Donald Trump clearly thought he could bully the Khan family. After all, they are Muslim immigrants and Trump has made demonizing Muslims and immigrants the cornerstone of his successful run to the GOP presidential nomination. And to be candid, deep down I thought he might get away with it, given that standing up for Muslims in today's political climate is risky, to say the least.
But we were both wrong -- me happily, Trump not so much. What we both discovered was that the Khans were not viewed by our fellow Americans as Muslims, immigrants, or in any way as foreigners. Rather, they were viewed as Americans who had lost a son while fighting heroically for the United States of America.

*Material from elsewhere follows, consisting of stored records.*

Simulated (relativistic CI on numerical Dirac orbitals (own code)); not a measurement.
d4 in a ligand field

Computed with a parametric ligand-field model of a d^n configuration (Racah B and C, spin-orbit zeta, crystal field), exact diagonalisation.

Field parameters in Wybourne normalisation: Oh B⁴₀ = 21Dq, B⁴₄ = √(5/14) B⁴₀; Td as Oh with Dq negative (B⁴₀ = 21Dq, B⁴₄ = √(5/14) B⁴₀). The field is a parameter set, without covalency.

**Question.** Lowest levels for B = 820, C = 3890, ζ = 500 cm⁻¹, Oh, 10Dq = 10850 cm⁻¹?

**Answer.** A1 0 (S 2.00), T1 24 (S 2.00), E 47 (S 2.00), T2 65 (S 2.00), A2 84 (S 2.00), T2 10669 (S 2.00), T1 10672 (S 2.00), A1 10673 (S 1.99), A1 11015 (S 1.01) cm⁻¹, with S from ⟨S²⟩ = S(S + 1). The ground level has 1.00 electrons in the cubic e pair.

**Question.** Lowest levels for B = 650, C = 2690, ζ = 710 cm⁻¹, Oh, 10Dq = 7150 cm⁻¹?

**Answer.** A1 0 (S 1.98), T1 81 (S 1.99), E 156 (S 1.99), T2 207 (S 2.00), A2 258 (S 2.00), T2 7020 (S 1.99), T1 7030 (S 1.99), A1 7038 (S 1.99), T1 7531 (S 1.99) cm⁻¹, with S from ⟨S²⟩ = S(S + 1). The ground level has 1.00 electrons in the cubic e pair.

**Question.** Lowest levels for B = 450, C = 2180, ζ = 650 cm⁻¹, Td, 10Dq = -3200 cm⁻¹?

What the Khan family did with their speech last Thursday night at the Democratic National Convention was make a point that I suspect many Americans were unaware of until then: Muslim Americans have not only served in our military, but they have also made the ultimate sacrifice for our nation.
The Khan family -- Khizr, Ghazala and their slain son U.S. Capt. Humayun S.M. Khan -- put a face to American Muslims who had fought for our nation. They brought forth a discussion that many Americans had not been aware of: the idea of Muslim soldiers, who contrary to popular knowledge, have fought for this country before its formation. In fact, Muslims fought alongside George Washington in the Revolutionary War. One soldier, for instance, Peter Buckminster, is believed to have been Muslim and was the one who killed British Major Gen. John Pitcairn at the Battle of Bunker Hill.
Indeed, Muslim Americans have served in our military ever since, including in the War of 1812, the Civil War on the side of the Union, World War II and the Iraq and Afghanistan wars. There are nearly 6,000 Muslim Americans -- if not more -- serving in the U.S. military today. And Captain Khan, who was posthumously awarded the Bronze Star for heroic service, is not the only Muslim buried with honors in Arlington National Cemetery.
This story was largely unheard until the Khan's speech Thursday night. Now, even after the convention has concluded, it has received even more attention after Trump despicably mocked this Gold Star family. Trump first maligned Mrs. Khan for not speaking at the DNC -- as if that had any bearing on the sacrifice of the Khan family or the heroism of Captain Khan. Then, when she responded in an op-ed to explain why she hadn't said anything at the convention, he lashed out again. Trump tweeted this week, this time claiming Khan was out to attack him:
The response to Trump's antics were truly heartening, especially given that Muslims have been demonized by Trump throughout his campaign with relatively minor pushback. In this case, though, it was different. Despite Trump's direct plea to Republican members of Congress to stand with him and issue statements in his defense, none were forthcoming. In fact, we saw just the opposite reaction. Republican members of Congress, such as Senate Majority Leader Mitch McConnell (R-Ky.), praised Khan as, "an American hero." Senator John McCain (R-Ariz.), a former prisoner of war during the Vietnam War who Trump ridiculed last year for getting "caught" by the enemy, went further stating, "In recent days, Donald Trump disparaged a fallen soldier's parents. ... I hope Americans understand that the remarks do not represent the views of our Republican Party, its officers, or candidates." Other Republicans voiced similar sentiments, such as Senator Kelly Ayotte (R-N.H.), who forcefully responded, "I am appalled that Donald Trump would disparage [the Khans] and that he had the gall to compare his own sacrifices to those of a Gold Star family."
Soon nonpartisan groups began to stand up for the Khan family. On Monday, Brian Duffy, who serves as the head of the Veterans of Foreign Wars, an organization with nearly 1.7 million, stated bluntly, "the VFW will not tolerate anyone berating a Gold Star family member for exercising his or her right of speech or expression." He added powerfully, "There are certain sacrosanct subjects that no amount of wordsmithing can repair once crossed."
This diverse group of Americans who defended the sacrifice of these immigrant parents were truly embracing the very ideals expressed on the Great Seal of the United States: "E Pluribus Unum," which means "Out of many, one." This motto, coined by Thomas Jefferson, Benjamin Franklin and John Adams, sums up what the experiment of America was intended to be -- a country where people of diverse backgrounds can come together and become Americans. Despite the efforts of Trump to demean the Khan family, they have still accomplished something truly remarkable. They made it clear to all that you can be both a proud American and a proud Muslim, and there is absolutely no contradiction between the two. Captain Khan may have died on June 8, 2004 in Iraq while protecting the troops under his command, but he is still fighting for America against those who attack our values. And I'm happy to report that Captain Khan is winning that war.